This is a fun and instructive question, so I'm going to attempt an adequate answer.
Q: How many decades are we far from achieving a virtual world just like our real world?
Nobody knows, although it's popular to use 2050, a number they came up with, I believe, based on some form of Moore's Law. But they're just guessing, and nobody knows if they type of singularity proposed is even possible. We still don't understand how the human brain works, or if strong Artificial General Intelligence is even possible. (I personally think it definitely is, but am skeptical of the optimistic predictions in terms of when. There is a wide spectrum of opinions on the matter.)
Time Leap
It seems to me that in modeling, for instance, the entire planet in this manner, the simulation is going to use all kinds of abstraction (as opposed to modeling every atom and sub-atomic state.) For that reason, I'd think any simulation would only approximate reality, and not be 100% accurate predictively. My guess is you'd have to run a very high number of such simulations, then statistically determine which outcome would be most likely based on a set of outcomes, but the more you narrowed that to a single result, the lower the accuracy.

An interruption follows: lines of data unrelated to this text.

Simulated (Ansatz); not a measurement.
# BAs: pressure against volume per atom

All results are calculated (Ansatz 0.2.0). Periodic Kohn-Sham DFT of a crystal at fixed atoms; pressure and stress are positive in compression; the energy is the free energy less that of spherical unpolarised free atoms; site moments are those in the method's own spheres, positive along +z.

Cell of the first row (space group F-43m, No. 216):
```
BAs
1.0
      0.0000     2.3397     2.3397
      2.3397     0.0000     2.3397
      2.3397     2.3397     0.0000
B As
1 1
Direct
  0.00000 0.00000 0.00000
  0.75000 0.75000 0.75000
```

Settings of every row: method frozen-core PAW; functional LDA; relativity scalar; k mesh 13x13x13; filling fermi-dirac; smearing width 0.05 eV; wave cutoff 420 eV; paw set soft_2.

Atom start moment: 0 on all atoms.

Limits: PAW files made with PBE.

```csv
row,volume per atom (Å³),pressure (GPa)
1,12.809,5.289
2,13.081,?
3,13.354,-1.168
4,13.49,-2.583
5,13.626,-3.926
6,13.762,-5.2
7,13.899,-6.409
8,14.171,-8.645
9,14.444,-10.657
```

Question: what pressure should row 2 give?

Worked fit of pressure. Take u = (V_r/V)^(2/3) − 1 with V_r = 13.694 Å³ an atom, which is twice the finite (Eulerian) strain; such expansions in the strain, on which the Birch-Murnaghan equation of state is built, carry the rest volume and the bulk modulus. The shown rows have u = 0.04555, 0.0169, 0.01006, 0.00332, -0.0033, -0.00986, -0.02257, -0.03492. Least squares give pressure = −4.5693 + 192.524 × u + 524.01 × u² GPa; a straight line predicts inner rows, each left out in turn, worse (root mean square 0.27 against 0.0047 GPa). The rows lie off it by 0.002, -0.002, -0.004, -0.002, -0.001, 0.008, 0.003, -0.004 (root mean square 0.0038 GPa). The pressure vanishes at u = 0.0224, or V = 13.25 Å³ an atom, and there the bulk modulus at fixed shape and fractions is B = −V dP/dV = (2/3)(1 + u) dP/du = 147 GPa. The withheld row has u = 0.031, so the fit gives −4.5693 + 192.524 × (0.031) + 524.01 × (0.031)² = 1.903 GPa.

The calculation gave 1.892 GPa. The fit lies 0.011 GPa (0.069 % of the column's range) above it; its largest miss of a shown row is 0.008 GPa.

I've been thinking about Conway's Game of Life in relation to Laplace's Demon lately. Perhaps Game of Life would provide some insight. I think part of the problem there is that there is still a hard limit to the speed of information in the system (which can be analogous to the hard limit of c in the "real" world.) Game of Life is a deterministic with a single node for each ply of the (predictive) game tree. Predicting the outcome of a novel, non-trivial starting configuration is indistinguishable from running the simulation. But the only entity that has perfect information in regards to the entire system is the system itself. It's possible that an intelligent construct within Game of Life could model outcomes of local phenomena, but perfect information on the entire system is an impossibility, and as with quantum phenomena, trading of information actually affects the system. (See glider guns.)
@k.c. posted a very useful link on the Limits of Computation, which is probably a much less convoluted approach to the question;)
But the problem you propose is deeper because we still don't even know if there is true randomness is nature (quantum phenomenon) or if indeterminacy, and the probabilities that arise out of it, are merely functions of the limits of observations, which is well defined in the mathematics, but also has a philosophical component.
Quantum phenomena don't directly affect the macro world, but can bleed into it in areas such as formation of crystalline structures.
So until we can solve the randomness question, and find some way around the observational problems at the quantum level, I don't think we could model the type of systems you're asking about with perfect accuracy.
Further Reading:
I strongly advise you take a look at the Quantum Thief trilogy by Hannu Rajaneimi. I always recommend these books for interesting questions such as this, not simply because Rananeimi deeply explores the type of post-Singularity world you're thinking about, but because he's a mathematical physicist, and his grasp of the mathematics involved, including quantum theory, is far superior to mine and almost certainly other authors of speculative fiction, whether literary or under the moniker of "futurists".
His take is that even with all of the computing power you envision, at a level of technology where matter and information are interchangeable, perfectly accurate prediction of the future is not possible.
But it is this next part you may find interesting:
- Rajaneimi inverts your concept of the "Time Leap" by instead talking about the "Deep Time"
The Deep Time refers to what a consciousness can experience at peak processor speeds. For instance, thousands years can be experienced in mere moments of organic human time.
I'm not going to give a spoiler on what happens at the end of the trilogy, but it involves the topology of black holes.